IN THE CENTER OF THE CROSSROADS: Standing in the Intersection Between Racism, Climate Change, and Memory. Fiber Art by Vanessa Johnson

April 12, 2025 to May 24, 2025

Let Justice Roll Down Like Waters ©Vanessa Johnson

In some traditional and legendary African and African-American belief systems, a Center of the Crossroads represents the rising and setting of the sun, and the human life cycle of death and rebirth. The center of a crossroads is where communications with spirits takes place. 

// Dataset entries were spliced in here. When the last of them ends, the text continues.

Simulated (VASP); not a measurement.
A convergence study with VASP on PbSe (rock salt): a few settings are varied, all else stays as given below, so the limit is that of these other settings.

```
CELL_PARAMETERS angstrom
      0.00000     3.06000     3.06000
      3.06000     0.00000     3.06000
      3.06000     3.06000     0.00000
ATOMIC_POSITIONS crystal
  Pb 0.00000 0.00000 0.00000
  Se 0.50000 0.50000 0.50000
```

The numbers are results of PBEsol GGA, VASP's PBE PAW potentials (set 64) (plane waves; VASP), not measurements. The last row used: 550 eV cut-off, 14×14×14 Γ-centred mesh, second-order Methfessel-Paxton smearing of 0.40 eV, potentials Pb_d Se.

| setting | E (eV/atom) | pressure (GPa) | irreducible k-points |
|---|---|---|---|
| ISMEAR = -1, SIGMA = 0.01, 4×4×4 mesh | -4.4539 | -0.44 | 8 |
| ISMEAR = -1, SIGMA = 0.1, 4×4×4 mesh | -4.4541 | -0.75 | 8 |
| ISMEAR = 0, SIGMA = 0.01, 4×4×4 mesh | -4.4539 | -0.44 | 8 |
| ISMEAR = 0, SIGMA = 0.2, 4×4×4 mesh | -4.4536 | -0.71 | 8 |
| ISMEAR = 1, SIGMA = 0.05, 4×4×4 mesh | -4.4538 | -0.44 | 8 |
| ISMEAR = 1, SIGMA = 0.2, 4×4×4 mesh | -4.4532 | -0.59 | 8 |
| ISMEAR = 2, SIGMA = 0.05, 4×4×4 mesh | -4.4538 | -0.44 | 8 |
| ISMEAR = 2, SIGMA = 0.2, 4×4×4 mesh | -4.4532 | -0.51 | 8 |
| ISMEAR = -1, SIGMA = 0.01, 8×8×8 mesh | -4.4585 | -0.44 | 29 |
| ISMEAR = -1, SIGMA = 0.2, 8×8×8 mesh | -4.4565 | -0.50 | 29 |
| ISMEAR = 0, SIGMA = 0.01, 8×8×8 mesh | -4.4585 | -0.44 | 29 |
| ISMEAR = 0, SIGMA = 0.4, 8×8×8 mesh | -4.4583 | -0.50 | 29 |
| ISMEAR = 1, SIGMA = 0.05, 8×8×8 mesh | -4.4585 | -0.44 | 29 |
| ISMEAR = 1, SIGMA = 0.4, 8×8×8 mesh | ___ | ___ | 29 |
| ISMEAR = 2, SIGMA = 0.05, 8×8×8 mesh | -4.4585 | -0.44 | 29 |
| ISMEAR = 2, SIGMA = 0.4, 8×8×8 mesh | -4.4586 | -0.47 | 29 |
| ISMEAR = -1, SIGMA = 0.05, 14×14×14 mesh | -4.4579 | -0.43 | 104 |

In Indigenous and early African-American communities, a respect for nature was essential for their survival. The land offered spiritual venues, grounding, protection and sustenance.  The fact that the American landscape was a medium for enslavement, lynching, inequality, and racism cannot be ignored. The Middle Passage during enslaved voyages across oceans separated the diaspora from Africa. But rivers became our highways to freedom, moss on trees – our signposts on the Underground Railroad, the sky – our map to the Promised Land. Communion with nature is an intricate part of African American memory.

©Vanessa Johnson

The African American story is rooted in the land. We cannot run from the painful memories embedded in this relationship, but must embrace the Earth or lose ourselves. Mother Earth is the medium of our history, and remembering that that history was born out of the land is linked to the survival of this planet. Climate change, the extinction of the biodiversity of animals, the pollution of the land and water, the rising of the oceans, coupled with environmental racism – threatens our survival as a people. It is important to understand our community’s relationship with nature’s habitats, species, and the natural features as we move forward.

In The Center of The Crossroads speaks from the center of the crossroads where our African and African American community reaches through time and space, confronts memory and future, communes with the Ancestors and future generations in this race for survival on a dying planet. The exhibition tells the story of the African American historical relationship with Mother Earth and the challenges we face addressing Environmental Racism and Climate Justice.

Vanessa Johnson is a Griot, a storyteller in the West African Tradition. She is a quilter, mixed media fiber artist, community educator, museum consultant, activist, writer, playwright, actor, and vocalist. She is the Artist in Residence for the Matilda Joslyn Gage Center in Fayetteville, NY and is a Mellon and Ford Foundation “Creatives Rebuild NY” grant – 2022-24.